Like the success the 432 could have been I feel that the Burroughs architecture was prematurely abandoned and at modern speeds would have plenty to offer.



Burroughs MCP still exists, so I am not sure how true your statement that it was "prematurely abandoned" is. Burroughs became (through a series of M&As) Unisys, and Unisys still supports MCP and is updating it with new versions. It runs on Unisys Clearpath mainframes. Unisys has moved away from their distinctive physical hardware to software emulation on an x86 platform. x86 has improved so dramatically, that even given the emulation overhead, it still is faster than the old physical mainframe CPUs.

There is also an emulator which runs an old (1970s) version of MCP, not the current (2010s) version - http://www.phkimpel.us/B5500/


Thank you, your response was partly what I was hoping to get by saying it.

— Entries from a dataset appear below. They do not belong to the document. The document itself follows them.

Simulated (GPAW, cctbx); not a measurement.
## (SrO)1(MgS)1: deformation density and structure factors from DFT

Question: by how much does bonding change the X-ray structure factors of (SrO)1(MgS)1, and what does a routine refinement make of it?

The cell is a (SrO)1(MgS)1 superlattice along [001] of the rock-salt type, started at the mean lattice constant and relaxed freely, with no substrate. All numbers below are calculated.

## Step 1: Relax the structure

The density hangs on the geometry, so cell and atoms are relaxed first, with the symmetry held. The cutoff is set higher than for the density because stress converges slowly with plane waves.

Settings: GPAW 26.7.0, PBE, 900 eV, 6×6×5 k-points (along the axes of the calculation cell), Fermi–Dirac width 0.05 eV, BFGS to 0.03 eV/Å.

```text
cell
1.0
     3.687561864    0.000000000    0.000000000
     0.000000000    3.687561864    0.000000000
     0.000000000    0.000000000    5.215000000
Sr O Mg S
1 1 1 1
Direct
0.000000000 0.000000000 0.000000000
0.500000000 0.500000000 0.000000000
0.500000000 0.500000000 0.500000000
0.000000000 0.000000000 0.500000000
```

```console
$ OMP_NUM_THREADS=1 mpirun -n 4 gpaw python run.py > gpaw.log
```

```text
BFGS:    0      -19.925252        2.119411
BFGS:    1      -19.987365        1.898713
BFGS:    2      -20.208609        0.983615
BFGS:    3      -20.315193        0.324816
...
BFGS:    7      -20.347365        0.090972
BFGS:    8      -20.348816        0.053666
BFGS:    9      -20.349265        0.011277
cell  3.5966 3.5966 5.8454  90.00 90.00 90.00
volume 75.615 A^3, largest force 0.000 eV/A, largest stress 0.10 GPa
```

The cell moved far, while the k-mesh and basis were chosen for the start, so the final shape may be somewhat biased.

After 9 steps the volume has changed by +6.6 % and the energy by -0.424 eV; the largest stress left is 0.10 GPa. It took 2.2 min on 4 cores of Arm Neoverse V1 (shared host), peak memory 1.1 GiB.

(As an old time B6700 hack ...) I think there were two main architectural problems with the Burroughs architecture:

- it depended on compilers making safe code for both its system security and system integrity - this mean that you couldn't write your own compiler without being the equivalent of root, and you couldn't test it without potentially taking down the system - there was no hard memory protection between processes

-memory descriptors contained both lengths and pointers - that limited memory size to 2^^((wordsize-overhead)/2) words - in Burroughs case it was 6Mb (6 byte words) huge at the time, tiny today

The 432 had it's own issues - I think it designed itself into a corner at a time when memory speeds were very low so tight instruction coding was important, microcode was where you got your speed - the problem with that is of course that buggy microcode is hard to fix - cheaper/faster memory made the risc revolution possible and now we look at different bottlenecks


Oh and WFL was nothing much to write home about - it was essentially the shell scriptin language - most people coded in Algol or Fortran (or for system stuff Espol which was just the Algol compiler with a few extra system related features enabled)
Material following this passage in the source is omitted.